His chief books are Nationalism, Marxism, and Modern Central Europe: A Biography of Kazimierz Kelles-Krauz (1998); The Reconstruction of Nations: Poland, Ukraine, Lithuania, Belarus, 1569-1999 (2003); Sketches from a Secret War: A Polish Artist’s Mission to Liberate Soviet Ukraine (2005); The Red Prince: The Secret Lives of a Habsburg Archduke (2008); Bloodlands: Europe Between Hitler and Stalin (2010), Thinking the Twentieth Century (with Tony Judt, 2012); Black Earth: The Holocaust as History and Warning (2015); On Tyranny: Twenty Lessons from the Twentieth Century (2017); and The Road to Unfreedom: Russia, Europe, America (2018).
Snyder is co-editor of The Wall Around the West: State Borders and Immigration Controls in Europe and North America (2001); Stalin and Europe: Terror, War, Domination (2013); and The Balkans as Europe (2018). His essays are collected in Ukrainian History, Russian Politics, European Futures (2014), and The Politics of Life and Death (2015). Snyder’s work has appeared in forty languages and has received about as many prizes.

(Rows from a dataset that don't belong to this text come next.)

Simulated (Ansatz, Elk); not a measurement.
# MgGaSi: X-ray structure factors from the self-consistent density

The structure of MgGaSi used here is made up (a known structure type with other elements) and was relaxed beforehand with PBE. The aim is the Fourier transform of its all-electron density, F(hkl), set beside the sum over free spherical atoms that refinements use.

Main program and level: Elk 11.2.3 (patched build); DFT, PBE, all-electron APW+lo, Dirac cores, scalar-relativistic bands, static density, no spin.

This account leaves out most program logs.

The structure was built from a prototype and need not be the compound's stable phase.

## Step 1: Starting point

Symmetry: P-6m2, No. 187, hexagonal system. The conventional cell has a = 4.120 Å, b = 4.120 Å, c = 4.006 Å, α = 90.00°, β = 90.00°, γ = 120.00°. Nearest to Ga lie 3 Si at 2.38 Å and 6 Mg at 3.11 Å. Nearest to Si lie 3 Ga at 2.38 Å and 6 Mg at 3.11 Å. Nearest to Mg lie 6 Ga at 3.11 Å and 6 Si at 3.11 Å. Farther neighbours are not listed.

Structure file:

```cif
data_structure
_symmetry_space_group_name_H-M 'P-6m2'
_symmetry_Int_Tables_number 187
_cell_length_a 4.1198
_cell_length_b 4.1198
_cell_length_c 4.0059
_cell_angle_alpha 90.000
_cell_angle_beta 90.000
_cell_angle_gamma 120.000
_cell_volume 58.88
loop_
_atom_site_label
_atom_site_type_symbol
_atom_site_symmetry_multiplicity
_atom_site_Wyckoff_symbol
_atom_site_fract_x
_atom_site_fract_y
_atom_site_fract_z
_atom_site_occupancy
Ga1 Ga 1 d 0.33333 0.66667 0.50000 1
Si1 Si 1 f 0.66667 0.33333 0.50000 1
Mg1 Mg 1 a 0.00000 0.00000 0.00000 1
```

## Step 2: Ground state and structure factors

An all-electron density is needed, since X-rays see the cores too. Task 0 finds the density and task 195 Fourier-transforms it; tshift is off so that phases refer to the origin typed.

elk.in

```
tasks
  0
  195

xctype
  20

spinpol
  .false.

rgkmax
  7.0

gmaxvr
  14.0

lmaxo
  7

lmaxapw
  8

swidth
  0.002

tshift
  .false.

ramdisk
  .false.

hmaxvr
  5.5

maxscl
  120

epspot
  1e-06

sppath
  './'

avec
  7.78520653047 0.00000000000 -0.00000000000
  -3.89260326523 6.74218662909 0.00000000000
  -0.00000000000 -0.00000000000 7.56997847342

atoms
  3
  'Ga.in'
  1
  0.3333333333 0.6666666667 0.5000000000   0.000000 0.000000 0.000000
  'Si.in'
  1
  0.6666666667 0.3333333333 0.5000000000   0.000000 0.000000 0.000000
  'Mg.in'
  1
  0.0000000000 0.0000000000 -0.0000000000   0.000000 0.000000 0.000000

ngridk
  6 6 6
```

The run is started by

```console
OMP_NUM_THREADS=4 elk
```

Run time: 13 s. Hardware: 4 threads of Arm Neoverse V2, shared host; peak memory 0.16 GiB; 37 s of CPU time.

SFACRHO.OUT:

He has received state orders from Estonia, Lithuania, and Poland. He was a Marshall Scholar at Oxford, where he earned his D.Phil., and has received the Carnegie and Guggenheim fellowships. Among other distinctions are the Emerson Prize in the Humanities, the Literature Award of the American Academy of Arts and Letters, the Foundation for Polish Science prize in the social sciences, the Leipzig Award for European Understanding, the Dutch Auschwitz Committee award, and the Hannah Arendt Prize in Political Thought.
He has appeared in media around the world, including major films. His words has been quoted in political demonstrations in several countries. He is writing a book about freedom.